As we saw before, the output of the data collection procedure is a set of subjective user ratings for items under specific contextual conditions—or without any consideration of the context (default context). Each user rating is actually tagged with one contextual condition only. To give an example, the visit to Castle Mareccio is rated 4 when this POI is not far away from the current user position. But, when a user is actually using the mobile application (as described in the next section), she may also provide a rating. In this case, the rating is recorded with all the other contextual conditions (e.g., weather) acquired by the system for that situation (and considered as relevant by the user). Therefore, this user rating may be associated with zero, one, or more contextual conditions. The rating prediction algorithm that we have designed is able to train the rating prediction model using both kind of data indifferently.

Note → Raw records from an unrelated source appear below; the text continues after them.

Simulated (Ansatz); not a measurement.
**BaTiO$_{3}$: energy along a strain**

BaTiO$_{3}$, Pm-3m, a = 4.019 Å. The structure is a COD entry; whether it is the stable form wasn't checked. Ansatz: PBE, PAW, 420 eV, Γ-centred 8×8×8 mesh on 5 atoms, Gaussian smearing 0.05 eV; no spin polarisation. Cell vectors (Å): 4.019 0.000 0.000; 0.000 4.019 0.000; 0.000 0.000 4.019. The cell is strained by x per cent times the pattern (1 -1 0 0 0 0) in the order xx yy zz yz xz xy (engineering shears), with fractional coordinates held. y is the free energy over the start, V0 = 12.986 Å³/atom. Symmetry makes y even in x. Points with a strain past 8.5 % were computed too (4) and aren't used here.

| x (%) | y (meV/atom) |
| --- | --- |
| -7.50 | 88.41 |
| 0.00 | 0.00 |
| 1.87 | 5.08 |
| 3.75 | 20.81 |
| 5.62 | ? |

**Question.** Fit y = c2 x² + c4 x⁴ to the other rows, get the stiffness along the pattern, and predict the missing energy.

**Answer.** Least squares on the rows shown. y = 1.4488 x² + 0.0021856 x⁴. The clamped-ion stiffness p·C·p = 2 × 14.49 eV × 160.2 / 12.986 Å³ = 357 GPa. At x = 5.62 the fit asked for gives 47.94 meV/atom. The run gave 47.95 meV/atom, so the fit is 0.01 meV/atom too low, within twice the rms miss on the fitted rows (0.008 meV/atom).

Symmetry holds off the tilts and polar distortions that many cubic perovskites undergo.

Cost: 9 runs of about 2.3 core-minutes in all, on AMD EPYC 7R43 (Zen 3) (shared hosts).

  • Update of the predictions when the context changes.

The contextual conditions considered in our application can rapidly change. Moreover, our application allows the user to enable or disable some of the contextual factors (see Sect. 5). This means that it is up to the user to decide if the system must take into account a contextual factor or not. In fact, we believe that this is an important feature of context management, since as we have shown before, it could be rather difficult for a completely autonomous system to decide about that. Consequently, the predicted recommendations should be adapted, to any change of the contextual situation. This requires a method that can compute context-aware recommendation predictions in a short time.

  • Explanations for the recommendations.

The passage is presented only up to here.